### British American Airways Sentiment Analysis

In [14]:
# importing libraries
import pandas as pd
import requests
from bs4 import BeautifulSoup
import re
import nltk
from nltk import word_tokenize
from nltk.corpus import stopwords
from nltk import pos_tag
from nltk.corpus import wordnet

In [2]:
# scrapping data from the websiste
url = "https://www.airlinequality.com/airline-reviews/british-airways"
num_pages = 15
page_size = 100

reviews = []

# loop to scrap the pages:
for i in range(1, num_pages + 1):

    print(f"Scraping page {i}")

    # Create URL to collect links from data
    url = f"{url}/page/{i}/?sortby=post_date%3ADesc&pagesize={page_size}"

    # Collecting HTML data
    response = requests.get(url)

    # Parsing content
    content = response.content
    soup = BeautifulSoup(content, 'html.parser')
    for sou in soup.find_all("div", {"class": "text_content"}):
        reviews.append(sou.get_text())
    
    print(f"Number of reviews: {len(reviews)}")

Scraping page 1
Number of reviews: 100
Scraping page 2
Number of reviews: 200
Scraping page 3
Number of reviews: 300
Scraping page 4
Number of reviews: 400
Scraping page 5
Number of reviews: 500
Scraping page 6
Number of reviews: 600
Scraping page 7
Number of reviews: 700
Scraping page 8
Number of reviews: 800
Scraping page 9
Number of reviews: 900
Scraping page 10
Number of reviews: 1000
Scraping page 11
Number of reviews: 1100
Scraping page 12
Number of reviews: 1200
Scraping page 13
Number of reviews: 1300
Scraping page 14
Number of reviews: 1400
Scraping page 15
Number of reviews: 1500


In [3]:
# converting list with reviews to dataframe
df = pd.DataFrame()
df['reviews'] = reviews
# previewing first 5 reviews
df.head()

Unnamed: 0,reviews
0,✅ Trip Verified | Very impressed with BA. Chec...
1,"✅ Trip Verified | LHR - SFO, LAS - LGW August..."
2,Not Verified | I flew from Malaga via LHR to...
3,✅ Trip Verified | Milan to Miami return via L...
4,✅ Trip Verified | BA created a new low-cost s...


In [4]:
# checking the shape
df.shape

print(f"The dataframe contains {df.shape[0]} reviews.")

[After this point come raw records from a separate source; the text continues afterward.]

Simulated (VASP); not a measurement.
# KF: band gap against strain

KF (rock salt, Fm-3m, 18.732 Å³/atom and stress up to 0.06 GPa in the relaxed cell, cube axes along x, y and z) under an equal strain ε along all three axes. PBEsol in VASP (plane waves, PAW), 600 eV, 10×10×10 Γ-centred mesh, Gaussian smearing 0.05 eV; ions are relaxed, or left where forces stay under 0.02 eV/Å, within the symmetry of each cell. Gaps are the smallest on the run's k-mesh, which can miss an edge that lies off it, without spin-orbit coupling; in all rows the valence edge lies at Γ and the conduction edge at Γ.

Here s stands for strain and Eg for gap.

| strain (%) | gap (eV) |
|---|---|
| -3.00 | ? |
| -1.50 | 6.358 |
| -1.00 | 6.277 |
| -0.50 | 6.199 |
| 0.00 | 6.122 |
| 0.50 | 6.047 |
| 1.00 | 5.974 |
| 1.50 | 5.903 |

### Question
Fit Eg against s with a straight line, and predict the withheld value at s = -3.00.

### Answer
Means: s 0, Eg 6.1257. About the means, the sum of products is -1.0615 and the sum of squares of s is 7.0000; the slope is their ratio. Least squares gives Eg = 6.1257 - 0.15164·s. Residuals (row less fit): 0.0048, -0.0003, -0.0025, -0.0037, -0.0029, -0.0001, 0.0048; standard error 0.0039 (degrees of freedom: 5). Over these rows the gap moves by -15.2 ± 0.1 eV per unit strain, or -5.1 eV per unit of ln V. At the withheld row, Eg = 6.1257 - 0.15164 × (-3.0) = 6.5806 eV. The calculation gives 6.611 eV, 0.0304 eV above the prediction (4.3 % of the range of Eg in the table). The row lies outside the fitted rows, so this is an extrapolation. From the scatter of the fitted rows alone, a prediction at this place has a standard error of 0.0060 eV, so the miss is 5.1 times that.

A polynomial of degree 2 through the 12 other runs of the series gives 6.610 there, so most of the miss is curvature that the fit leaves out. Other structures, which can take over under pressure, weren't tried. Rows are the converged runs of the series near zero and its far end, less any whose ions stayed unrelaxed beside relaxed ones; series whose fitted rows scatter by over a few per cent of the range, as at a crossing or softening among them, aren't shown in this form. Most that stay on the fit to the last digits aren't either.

The dataframe contains 1500 reviews.


After previewing the dataframe, we can see that there are words and symbols. We shall fo ahead and remove them.

In [5]:
df['reviews'] = df["reviews"].str.split("|", expand=True)[1]

In [6]:
# previewing the changes
df['reviews'].head()

0     Very impressed with BA. Check in online was a...
1      LHR - SFO, LAS - LGW August 2023 in Club Wor...
2       I flew from Malaga via LHR to Boston on the...
3      Milan to Miami return via London. Worst busi...
4      BA created a new low-cost subsidiary in BA E...
Name: reviews, dtype: object

We can also note that the reviews have special characters and numbers. We shall go ahead and remove all of them and just leave the text. 

In [7]:
# defining a function to clean the reviews
def clean_review(text):
  """
  This function cleans a review by converting it to lowercase and removing special characters.
  """
  # Convert to lowercase
  text = text.lower()

  # Remove special characters (keep alphanumeric and whitespace)
  pattern = r"[^\w\s]"  # Matches anything except alphanumeric characters and whitespace
  cleaned_text = re.sub(pattern, "", text)

  return cleaned_text


In [8]:
# applying the function
df['cleaned_reviews'] = df['reviews'].apply(clean_review)

In [9]:
# previewing the changes
df['cleaned_reviews'].head()

0     very impressed with ba check in online was a ...
1      lhr  sfo las  lgw august 2023 in club world ...
2       i flew from malaga via lhr to boston on the...
3      milan to miami return via london worst busin...
4      ba created a new lowcost subsidiary in ba eu...
Name: cleaned_reviews, dtype: object

### SENTIMENT ANALYSIS

In this section we will go ahead and conduct a sentiment analysis from the data collected. The data will first go through pre-processing. The pre-processing will contain the following steps
##### Tokenization:
This is the breaking of the text into smaller chunks known as Tokens

##### POS Tagging:
This is the conversion of each token into a Tuple

##### Stopwords removal:
Stopwords are words which add little information to text.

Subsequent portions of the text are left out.